Yes, that must be why so many people are moving to the suburbs: Because life is so miserable there.

The fact is, most stay-at-home wives do so voluntarily. If they wanted to go back to the office, they could surely find childcare and do so. Most working parents accept their commute. If they thought it was too lengthy, they’d sell their house and move closer to work. And it’s safe to say that, no matter where they are, teenagers will always complain about being bored.

But life in the suburbs is said to be bad for more than our mental health; it’s supposedly inflating our waistlines as well. The Times report also lamented that in the ’burbs, “There is often simply no sidewalk, forcing some suburbanites to put on their running shoes and pedometers inside giant malls, clocking miles as they pass the various cookie stands, ice cream shops and bagel makers.”
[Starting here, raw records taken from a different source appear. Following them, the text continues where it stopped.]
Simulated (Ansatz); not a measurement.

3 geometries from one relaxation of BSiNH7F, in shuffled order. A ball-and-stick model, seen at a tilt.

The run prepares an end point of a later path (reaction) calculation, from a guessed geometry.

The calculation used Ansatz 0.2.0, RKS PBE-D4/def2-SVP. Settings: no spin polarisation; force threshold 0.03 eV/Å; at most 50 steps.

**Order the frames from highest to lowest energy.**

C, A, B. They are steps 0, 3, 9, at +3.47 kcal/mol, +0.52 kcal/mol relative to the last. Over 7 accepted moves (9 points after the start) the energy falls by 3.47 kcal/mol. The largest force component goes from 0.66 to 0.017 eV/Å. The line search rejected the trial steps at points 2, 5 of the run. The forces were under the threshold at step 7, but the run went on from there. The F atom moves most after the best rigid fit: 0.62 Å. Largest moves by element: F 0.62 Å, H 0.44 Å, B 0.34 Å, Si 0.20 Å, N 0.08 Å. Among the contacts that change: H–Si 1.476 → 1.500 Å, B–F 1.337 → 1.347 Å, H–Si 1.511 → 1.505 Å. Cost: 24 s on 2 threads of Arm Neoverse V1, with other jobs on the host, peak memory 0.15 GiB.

Imagine that. We suburbanites are so soft and weak that we can’t resist the lure of a Cinnabon as we power walk in the mall. Yet somehow, Manhattan residents manage to walk past a Starbucks on every block without ducking in for a muffin. Maybe there’s something about city life that just makes you stronger.

Studies like this simply ignore the obvious: People live in the suburbs because they like it there. They could choose to live in a city, where often they would be closer to work and could walk to stores and shops. But they prefer the safety, security and affordability of suburban life.

Urban planners and health specialists can spin the data any way they want. They can tell us we’re unhappy and unhealthy because of where we live. But many of us have voted with our feet. We’re happy in the ’burbs, and we’re staying put.

To paraphrase the great Charlton Heston: “Dr. Jackson, you can pry my lawnmower out of my cold, dead hand.”